(Source: UCLA Anderson Forecast)
The UCLA Anderson Forecast releases its latest report this morning. The outlook is not rosy.
On the national front, Senior Economist David Shulman says things are "far worse" than they were just three months ago in June; his forecast calls for average Gross Domestic Product growth of just 0.9% on average for the next five quarters (ending in the first quarter of 2012). But, both he and UCLA Anderson Forecast Director Ed Leamer are steadfast in their belief that the U.S. ecomomy is not in a recession, nor is a recession in the forecast, which runs through 2013.

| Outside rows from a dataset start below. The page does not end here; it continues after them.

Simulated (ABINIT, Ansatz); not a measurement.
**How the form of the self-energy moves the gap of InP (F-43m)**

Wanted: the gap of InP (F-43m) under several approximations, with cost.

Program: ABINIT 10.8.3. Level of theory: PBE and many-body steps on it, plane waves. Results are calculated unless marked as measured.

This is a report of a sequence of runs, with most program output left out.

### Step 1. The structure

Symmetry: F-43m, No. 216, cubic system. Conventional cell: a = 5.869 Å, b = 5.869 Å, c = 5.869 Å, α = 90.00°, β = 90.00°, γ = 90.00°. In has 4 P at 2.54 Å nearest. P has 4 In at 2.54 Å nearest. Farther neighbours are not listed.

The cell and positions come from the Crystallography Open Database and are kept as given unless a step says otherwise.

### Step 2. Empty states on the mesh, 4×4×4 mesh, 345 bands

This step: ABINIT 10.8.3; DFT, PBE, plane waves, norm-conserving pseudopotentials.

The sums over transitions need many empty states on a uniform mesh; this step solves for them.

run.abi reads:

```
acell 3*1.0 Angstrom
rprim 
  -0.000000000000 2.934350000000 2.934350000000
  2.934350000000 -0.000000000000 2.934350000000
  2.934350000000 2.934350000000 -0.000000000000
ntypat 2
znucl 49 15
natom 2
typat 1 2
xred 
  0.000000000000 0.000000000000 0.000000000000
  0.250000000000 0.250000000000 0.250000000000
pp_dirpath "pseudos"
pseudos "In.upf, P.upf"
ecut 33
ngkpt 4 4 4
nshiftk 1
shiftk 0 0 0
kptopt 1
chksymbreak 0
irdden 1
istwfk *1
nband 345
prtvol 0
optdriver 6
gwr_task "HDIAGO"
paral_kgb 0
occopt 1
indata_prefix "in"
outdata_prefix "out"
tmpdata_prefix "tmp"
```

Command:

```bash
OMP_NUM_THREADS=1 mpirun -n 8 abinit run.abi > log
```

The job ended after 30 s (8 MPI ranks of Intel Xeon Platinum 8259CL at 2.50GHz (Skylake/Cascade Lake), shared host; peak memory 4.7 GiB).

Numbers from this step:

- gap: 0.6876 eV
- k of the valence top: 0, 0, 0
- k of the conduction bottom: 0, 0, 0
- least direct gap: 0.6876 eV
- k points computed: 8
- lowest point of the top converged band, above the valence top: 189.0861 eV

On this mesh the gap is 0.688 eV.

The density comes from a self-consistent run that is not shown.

“Simply put, the three sectors that would normally put the economy into recession are already depressed; housing, consumer durables and inventories,” Shulman writes. “Even if housing starts drop to new lows, this sector of the economy has shriveled so much that it would only have a modest impact on economic activity … it is one thing for housing starts to decline from an annual pace of two million units to one million and quite another for starts to decline from 600,000 units to 300,000 units. If we are to have a new recession it would have to come from a collapse in exports, a generalized decline in consumer spending with a resultant decline in business investment. All plausible, but we are not forecasting that eventuality.”
In California, Senior Economist Jerry Nickelsburg writes of a "bifurcated" California, one in which the relatively recovering areas of Coastal California are offset by seriously slumping Inland California. Nickelsburg writes, “Now that the U.S. economy has stalled, the differential between Coastal California and Inland California has begun to widen and the specter of long-term economic stagnation in Inland California has reared a not very pretty head.”
We had the opportunity to ask Nickelsburg to elaborate on his forecast for California, to expand on where he believes things are headed. He told the UCLA Anderson Blog:
"The forecast implicitly raises the question of what Inland California will look like in five years. Currently, Inland California has some of the highest unemployment rates in the country and if the recovery does not happen rapidly, what might happen to the region?
"There are lots of possibilities. Unemployed workers in construction, manufacturing, government and transportation could develop new industries. Or, Inland California could languish until population pressures and housing price pressures from coastal communities induce people once again into longer commutes (from inland communities) and revitalize construction again. Or, we could even see outmigration, as in other areas, when industries go into long periods of decline.
"The forecast doesn't answer these questions necessarily, but it does raise the implicit question: What Will this area look like in five years and what should public policy be?"
One area of public policy that interests Nickelsburg is education. He says that in an information economy education becomes key and that workers must be prepared to educate themselves and reinvent themselves over the course of their careers.